Several things have been known about mountain hiking for years: Firstly, hiking/mountaineering is the most popular activity in the mountains among locals and vacationers. Secondly, it is the mountain sport discipline with the highest number of fatalities (106 on average in Austria, followed by piste/ski route with 29 fatalities). Thirdly, it is also the alpine sport with the most different levels of difficulty – not only in the different Alpine nations, no, even within Austria, for example, there are different official classifications depending on the federal state, which do not go beyond the national border. Even experts lose track here and have just as little overview as the mountain hikers themselves. The good news: as part of the ongoing Interreg project DIGIWAY, numerous different trail classifications have – finally – been studied, compared and contrasted in a transnational and neutral manner. Not to reinvent anything, but to present the current situation and to develop a practical proposal for an objective and fact-based comparison for all user groups. Walter Würtl and Peter Plattner report on behalf of the project team.
Walter Würtl
Alpine scientist,
Expert, mountain guide
Peter Plattner
Specialist author, expert,
mountain guide
“DIGIWAY – Geodata for Safety in the Mountains” is an Interreg project in which a working group under the leadership of the Province of Tyrol (Forestry/Landscape Service Group, Sports Department) has carried out a comparison of trail classifications and developed a system for assessing technical difficulty and danger (consequences). The content was developed by Lucia Felbauer, Klaus Pietersteiner, Christoph Kovacs, Christoph Höbenreich (all from the Province of Tyrol) and Walter Würtl and Peter Plattner (LO.LA Peak Solutions GmbH).
More about this project at europaregion.info.
Looking at the ÖKAS accident statistics – still under the impression of the series of fatal accidents on Austria’s hiking trails in spring and at the beginning of summer 2025 – it quickly becomes clear where measures for alpine accident prevention could be implemented most effectively or are urgently needed. Of the 303 alpine fatalities in the last observation period (01.11.2023 to 31.10.2024), 120 died while hiking: 40 percent due to cardiovascular disorders, 26 percent due to falling/stumbling/slipping and 24 percent fell fatally.
When it comes to so-called accident analyses, people are quick to talk about a lack of ability, poor preparation and a lack of personal responsibility. This is true, but it is difficult to take these points into account when planning a tour if there are no standardized and consistent assessments for hiking and mountain trails and/or if it is not possible to fall back on the reliable assessments of the trail owners when planning.
In practice, you have to rely on the more or less accurate assessments in tour platforms – or in the guide literature – both in terms of the route (geometry of the route) and the route classification (classification of difficulty classes).

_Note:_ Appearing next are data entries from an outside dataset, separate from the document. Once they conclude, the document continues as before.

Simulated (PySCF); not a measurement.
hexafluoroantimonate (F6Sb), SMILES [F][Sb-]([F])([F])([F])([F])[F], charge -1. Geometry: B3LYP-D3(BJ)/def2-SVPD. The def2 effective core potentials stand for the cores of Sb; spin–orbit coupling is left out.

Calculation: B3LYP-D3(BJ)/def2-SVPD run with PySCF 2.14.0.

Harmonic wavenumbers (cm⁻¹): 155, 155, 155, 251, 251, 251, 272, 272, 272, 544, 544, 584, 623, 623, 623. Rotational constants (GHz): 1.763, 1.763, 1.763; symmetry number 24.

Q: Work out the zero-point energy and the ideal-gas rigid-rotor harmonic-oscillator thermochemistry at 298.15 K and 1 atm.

However, if neither the expected requirements with their difficulties (probability of occurrence) nor the possible consequences (extent of damage) are well communicated, no risk (probability of occurrence x extent of damage) can be determined in the planning. Nobody can then expect a hiker to take responsibility for their own actions. Because personal responsibility can only be assumed by someone who knows what they are letting themselves in for!
An (almost) Babylonian confusion of languages
In fact, it is hard to believe that there are no generally valid classifications or difficulty ratings in the field of hiking and mountaineering. What is completely self-evident in climbing or via ferrata, namely that there are objective, generally applied and comparable rating systems, is an unmanageable patchwork with more or less regional validity in hiking and mountaineering. There are official (official) classifications on a legal basis as well as classifications from alpine associations, recommendations from tourist regions or “self-created” ratings in the various tour portals.
The quality is quite variable and ranges from very differentiated and complex systems to often completely unsuitable attempts to bring some structure into the tour offer. In this context, “complex” is not synonymous with understandable and good!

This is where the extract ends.